Hernando de Soto (economist)

From Wikipedia, the free encyclopedia

Hernando de Soto (born 1941 in Arequipa) is a Peruvian economist known for his work on the informal economy. He is the president of Peru's Institute for Liberty and Democracy (ILD), located in Lima.

Contents

[edit] Childhood and education

His father was a Peruvian diplomat. After the 1948 military coup in Peru, when de Soto was 7 years old his father was exiled to Europe, taking de Soto with him. He was educated in Switzerland, where he did post-graduate work at the Institut Universitaire de Hautes Etudes Internationales in Geneva. He later worked as an economist. He returned to Peru at the age of 39. [1]

[edit] Career

De Soto has served as an economist for the General Agreement on Tariffs and Trade (GATT), as president of the Executive Committee of the Intergovernmental Council of Copper Exporting Countries (CIPEC), as managing director or CEO of Universal Engineering Corporation (Continental Europe's largest consulting engineering firm), as a principal of the Swiss Bank Corporation Consultant Group, and as a governor of Peru's Central Reserve Bank.[2]

De Soto was Peruvian president Alberto Fujimori's personal representative and principal advisor until he resigned two months before latter's self-coup in April 1992. The Associated Press reports that President Alan Garcia hired de Soto in August 2006 to lobby the U.S. Congress for passage of the Peru-United States Free Trade Agreement.[3]

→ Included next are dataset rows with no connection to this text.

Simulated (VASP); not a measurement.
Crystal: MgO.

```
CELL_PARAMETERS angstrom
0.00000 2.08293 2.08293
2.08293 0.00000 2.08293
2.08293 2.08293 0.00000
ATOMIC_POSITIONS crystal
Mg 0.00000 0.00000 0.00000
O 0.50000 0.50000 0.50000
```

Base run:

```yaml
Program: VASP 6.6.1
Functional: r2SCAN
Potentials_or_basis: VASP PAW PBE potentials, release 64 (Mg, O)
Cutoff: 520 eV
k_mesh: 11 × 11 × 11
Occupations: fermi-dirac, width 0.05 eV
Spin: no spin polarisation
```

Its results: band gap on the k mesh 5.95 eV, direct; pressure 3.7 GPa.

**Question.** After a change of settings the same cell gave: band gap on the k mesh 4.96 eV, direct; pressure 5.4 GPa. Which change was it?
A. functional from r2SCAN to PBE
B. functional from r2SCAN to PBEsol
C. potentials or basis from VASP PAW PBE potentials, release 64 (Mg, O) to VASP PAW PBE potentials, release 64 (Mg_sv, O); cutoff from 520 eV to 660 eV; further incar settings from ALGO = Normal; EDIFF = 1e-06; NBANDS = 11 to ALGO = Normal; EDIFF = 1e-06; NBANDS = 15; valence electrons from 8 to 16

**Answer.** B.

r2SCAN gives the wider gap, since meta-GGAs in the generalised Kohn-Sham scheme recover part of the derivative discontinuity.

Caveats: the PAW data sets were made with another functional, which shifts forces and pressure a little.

De Soto is currently President of the Lima-based ILD, considered by The Economist as one of the two most important think tanks in the world.[citation needed] together with his colleagues at the ILD, de Soto is focused on designing and implementing capital formation programs to empower the poor in Africa, Asia, Latin America, the Middle East, and former Soviet Nations. Some 30 heads of state have invited him to carry out these ILD programs in their countries. He also co-chairs with former US Secretary of State Madeleine Albright the Commission on Legal Empowerment of the Poor.

[edit] Works

De Soto has published two books about economic and political development: The Other Path: The ecoomic answer to terrorism, and at the end of 2000, The Mystery of Capital: Why Capitalism Triumphs in the West and Fails Everywhere Else. Both books have been international bestsellers, translated into some 30 languages.

The original Spanish-language title of The Other Path is El Otro Sendero, an allusion to countering Peru's "Shining Path" ("Sendero Luminoso") guerrillas. The Senderistas had in the past attempted to assassinate him.

De Soto argues that an important characteristic of capitalism is the functioning state protection of property rights in a formal property system where ownership and transactions are clearly recorded. This makes possible the following.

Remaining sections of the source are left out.